Certain reclassifications have been made to prior year balances to
conform to the current year presentation.
NOTE 2 - NOTES RECEIVABLE
In February 1997, the Company initiated foreclosure proceedings
against the borrower of one of the Company's notes receivable which is secured
by a first trust deed with a face value of $6 million, on a commercial property
in Orange County. No loss is expected to be incurred on this transaction.
NOTE 3 - REAL ESTATE HELD FOR SALE
In January 1997, the Company purchased a 30,000 square feet office
building in Santa Ana, California for $1.3 million.
In March 1997, the Company sold the 530 Wilshire Blvd. property in
which it currently resides, for approximately $9.5 million. The Company has
executed a lease agreement to remain in its current location. The Company
recognized a gain of approximately $1.7 million on the transaction.
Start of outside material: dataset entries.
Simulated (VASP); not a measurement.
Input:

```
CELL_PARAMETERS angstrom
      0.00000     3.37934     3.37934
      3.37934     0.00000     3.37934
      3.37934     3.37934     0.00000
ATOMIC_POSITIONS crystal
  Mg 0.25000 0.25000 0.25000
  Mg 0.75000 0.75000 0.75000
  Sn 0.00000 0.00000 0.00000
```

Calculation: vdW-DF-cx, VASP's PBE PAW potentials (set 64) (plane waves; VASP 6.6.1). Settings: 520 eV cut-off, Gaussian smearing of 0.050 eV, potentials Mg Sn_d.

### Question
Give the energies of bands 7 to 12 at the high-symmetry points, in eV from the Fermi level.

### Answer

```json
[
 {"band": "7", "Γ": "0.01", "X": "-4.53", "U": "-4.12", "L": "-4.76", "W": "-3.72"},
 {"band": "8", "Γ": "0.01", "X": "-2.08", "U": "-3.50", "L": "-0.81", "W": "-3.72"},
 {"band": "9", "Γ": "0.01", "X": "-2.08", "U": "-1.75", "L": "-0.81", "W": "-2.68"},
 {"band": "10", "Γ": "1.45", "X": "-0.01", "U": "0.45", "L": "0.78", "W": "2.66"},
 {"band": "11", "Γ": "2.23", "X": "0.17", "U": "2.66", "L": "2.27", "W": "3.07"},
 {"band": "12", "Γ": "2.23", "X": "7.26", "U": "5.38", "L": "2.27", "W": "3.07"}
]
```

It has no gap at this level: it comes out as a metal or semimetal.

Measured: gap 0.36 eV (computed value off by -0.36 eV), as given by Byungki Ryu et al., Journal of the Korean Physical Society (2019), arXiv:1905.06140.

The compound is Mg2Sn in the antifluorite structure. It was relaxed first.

NOTE 4 - MORTGAGE NOTES PAYABLE
The January 1997 purchase of a 30,000 square feet office building
referred to above was financed by two mortgage notes totaling $1.1 million.
Note A, in the amount of $1.05 million has a variable interest rate of Libor
plus 3.75% and is due January 1999. Note B, in the amount of $.05 million is
for capital improvements with a fixed rate of 12.49% and is due January 1999.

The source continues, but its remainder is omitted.